Thursday, 5 October 2017

Upcycling project: Make Do and Mend meets modern technology!

I like wrapping up warm in cosy layers for autumn and winter, but I always end up with cold hands because I'm having to pull my gloves off to use my phone. Some shops do sell smartphone-compatible woolly gloves, but I prefer fitted leather (or faux equivalent) gloves, and I already have about a dozen pairs, so I really don't need any more! (Please don't judge me, some of them were gifts!)

I have a couple of older pairs with worn fingertips, so I decided to darn these with conductive thread, to make them stronger as well as smartphone friendly. I bought a bobbin of conductive thread online, there's enough thread on it for several pairs of gloves. I have a vintage tool for glove darning (to fill out the fingers so I don't accidentally sew them closed), but a chunky pen, or a spoon handle, would work just as well.

The thread needs to come into contact with your fingers as well as the touch-screen of your phone, so I needed to make sure my stitches went all the way through the fabric of the gloves. As well as darning over the hole in the thumb of this pair of gloves, I stitched a patch on the other thumb and both forefingers as well. I spent a couple of minutes swiping through some apps on my phone first, to work out which part of my finger came into contact with the screen to make sure I stitched the right area of the fingertips on the gloves.

To strengthen the worn fingertips and ensure the conductive thread patch would definitely work, these horizontal stitches also run parallel on the inside of the glove.

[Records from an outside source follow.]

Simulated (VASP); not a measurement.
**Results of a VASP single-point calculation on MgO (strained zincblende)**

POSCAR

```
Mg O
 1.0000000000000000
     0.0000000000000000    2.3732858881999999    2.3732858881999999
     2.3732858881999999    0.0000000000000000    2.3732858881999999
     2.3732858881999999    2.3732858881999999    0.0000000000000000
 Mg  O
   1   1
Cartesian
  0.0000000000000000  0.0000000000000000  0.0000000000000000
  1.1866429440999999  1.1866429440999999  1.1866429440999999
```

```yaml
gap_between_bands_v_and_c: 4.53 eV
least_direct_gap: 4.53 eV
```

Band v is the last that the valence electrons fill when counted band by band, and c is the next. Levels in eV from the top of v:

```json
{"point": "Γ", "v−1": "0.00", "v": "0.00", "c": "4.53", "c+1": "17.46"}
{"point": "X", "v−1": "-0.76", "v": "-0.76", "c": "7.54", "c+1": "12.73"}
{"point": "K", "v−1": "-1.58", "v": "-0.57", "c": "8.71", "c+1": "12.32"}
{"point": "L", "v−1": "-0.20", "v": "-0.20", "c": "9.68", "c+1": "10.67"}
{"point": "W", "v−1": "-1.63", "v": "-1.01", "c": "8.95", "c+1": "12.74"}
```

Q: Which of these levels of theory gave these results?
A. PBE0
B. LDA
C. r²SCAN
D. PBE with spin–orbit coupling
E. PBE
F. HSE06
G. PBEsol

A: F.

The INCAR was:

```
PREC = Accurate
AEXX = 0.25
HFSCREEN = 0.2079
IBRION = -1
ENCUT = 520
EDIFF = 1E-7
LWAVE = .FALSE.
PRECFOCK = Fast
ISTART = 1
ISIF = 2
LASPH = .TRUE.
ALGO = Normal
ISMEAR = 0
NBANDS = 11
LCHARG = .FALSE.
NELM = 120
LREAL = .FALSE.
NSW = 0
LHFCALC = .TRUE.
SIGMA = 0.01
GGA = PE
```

The vertical stitches catch the longer threads firmly to the glove, creating a dense patch that will make contact with my finger and the phone, and won't unravel or get caught on anything.

It was really satisfying using my phone with gloves on when they were done! I might not have quite enough dexterity to type a text wearing gloves, but I can use the camera, change my music or answer a call.

1 comment:

  1. Now, that's a really great idea! Thanks for sharing. Did you use a regular needle, btw, or a triangular leather one?